Bernice Johnson Reagon on Freedom Fighting

The Sweet Honey in the Rock founder gave the keynote address at Berklee's 15th annual Liberal Arts Symposium.
April 10, 2009

Bernice Johnson Reagon raised us in song. She helped assuage our pain and stress, like a balm of Gilead. As guest speaker of Berklee's 15th annual Liberal Arts Symposium, Sweet Honey in the Rock founder Reagon inspired a packed house at David Friend Recital Hall with partly sung memoirs and advice from her life as a freedom singer. 

Setting the celebratory tone, choral director Renese King led 15 students in Reagon's exuberant settings of "Freedom Train" and "Little Red Caboose," complete with whistles, chugs, and locomotive force.
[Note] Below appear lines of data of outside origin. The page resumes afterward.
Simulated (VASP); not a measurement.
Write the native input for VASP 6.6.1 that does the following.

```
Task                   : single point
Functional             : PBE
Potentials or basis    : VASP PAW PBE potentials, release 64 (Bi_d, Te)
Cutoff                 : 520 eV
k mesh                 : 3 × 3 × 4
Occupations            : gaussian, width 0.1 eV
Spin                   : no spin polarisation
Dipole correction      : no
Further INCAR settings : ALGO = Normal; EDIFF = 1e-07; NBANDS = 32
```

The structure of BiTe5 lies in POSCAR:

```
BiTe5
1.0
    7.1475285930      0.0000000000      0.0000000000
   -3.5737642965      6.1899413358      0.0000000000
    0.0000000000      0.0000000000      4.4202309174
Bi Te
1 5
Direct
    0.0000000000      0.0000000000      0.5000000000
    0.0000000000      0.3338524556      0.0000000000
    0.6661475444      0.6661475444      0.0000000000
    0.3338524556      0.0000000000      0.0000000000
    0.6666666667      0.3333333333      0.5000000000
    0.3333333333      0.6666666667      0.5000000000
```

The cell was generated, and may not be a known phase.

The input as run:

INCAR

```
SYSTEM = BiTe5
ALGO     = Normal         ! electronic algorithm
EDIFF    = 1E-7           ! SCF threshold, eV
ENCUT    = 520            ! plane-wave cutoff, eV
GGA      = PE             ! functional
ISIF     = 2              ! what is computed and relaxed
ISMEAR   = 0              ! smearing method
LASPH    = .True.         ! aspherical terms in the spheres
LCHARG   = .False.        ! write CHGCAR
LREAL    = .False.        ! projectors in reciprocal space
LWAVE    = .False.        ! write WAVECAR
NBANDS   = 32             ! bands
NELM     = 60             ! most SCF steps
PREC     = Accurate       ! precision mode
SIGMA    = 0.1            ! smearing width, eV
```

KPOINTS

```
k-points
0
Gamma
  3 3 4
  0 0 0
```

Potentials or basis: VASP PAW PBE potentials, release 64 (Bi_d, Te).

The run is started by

Reagon began her keynote by singing a soft spiritual, and told us, "I was born among singing. I don't know of breathing or eating, without singing. I don't mean from the radio (a wonderful invention) or from the iPod (another wonderful invention). I mean [singing] like walking and talking, like the air you breathe, so you didn't define it in any particular way, because it was woven inside the you you came to know, the house you grew up in, the yard you played in, the school you went to, the church you went to. It was singing by the people around you."

As Reagon recounted her life as a singer, freedom fighter, and musicologist, she sang snippets of songs such as "Hold My Hand" and "Stand by Me," and we followed. Reagon recounted the tragic death of Georgia freedom fighter Harry Moore, and read Langston Hughes's poem to him that she'd set to song, "Freedom Never Dies."

The top three winners of the Songwriting and Social Change Contest (out of 120) performed their songs with the chorus: Sidharth Sriram ("We Will Stand Tall"), Robert Gillis ("Change the World"), and Meltem Ege ("Make a Difference"). The titles give you an idea of the lift they gave us!

Berklee president Roger H. Brown lauded innovative leaders from his home state of Georgia, both musical (Ray Charles, "Little" Richard Penniman, James Brown, Amy Grant) and political (Martin Luther King Jr., Jimmy Carter, Ralph Abernathy, Andrew Young), and included Reagon in that august company. He and provost Larry Simpson, enrobed, conferred on Reagon a Berklee honorary doctorate of music.

Percussion professor Terri Lyne Carrington led a sextet in her dramatic jazz interpretations of three Reagon songs, bringing onstage a surprise guest vocalist, ex-Honey member Evelyn Harris. The wondrously transformed songs were "Ella's Song," "Echo," and "You Are My Sunshine."

The chorus returned with Reagon's exultant arrangements of songs by Brewster, Camp, and Batson; a field holler by Leadbelly; and a lively Robinson calypso, "Education Is the Key." "In The Upper Room" featured dynamic lead vocals by professor Donna McElroy and rich response from bass and from Chicago freshman Torrence Nelson.

To close in jubilation, songwriting assistant professor Mark Simos and alumna Keppie Coutts sang and played a song especially composed in honor of Reagon, "Jubilee Hall," that brought the full house to its feet, chiming in on the rousing chorus.

On Freedom Fighting

"If you find yourself in the middle of a struggle, you might think you're the first because you don't know your history. You may think you're a freedom fighter if you have some gray hairs, but you will not be the solution to the problem. We [elders] must block (i.e., run interference) for the youngsters who run their mouths about troubles they see."

On the Difficulty of Writing

"In talk-writing, you hear it; it should feel like somebody talking, like it was into a tape recorder. I had to give myself permission to do that because it's so different from the way I was trying to write as a historian. In graduate school, I gave myself permission to go for a writing style that would make it feel like my voice was coming off the paper. . . . I wrote myself in as if I was there."

On Singing During Lectures

"Very seldom will I get up and not sing. It's something about cleansing, or preparing, the air. Even if I start with a song and don't sing another, it's about grounding myself in that place. It settles me down. Now I usually will know what I'm going to do in terms of elements, and very seldom do I read. But now sometimes the words disappear from my head. So I always have a paper [in front of me], just in case the computer has a glitch."

On America's Cultural Smorgasbord

"Growing up in the United States, you can be exposed to a cultural smorgasbord where you can feel like you're actually involved in experiences that you didn't grow up with. Young people who fall in love with black music . . . can execute blues and doo-wop because they study it with the intensity that others study arias."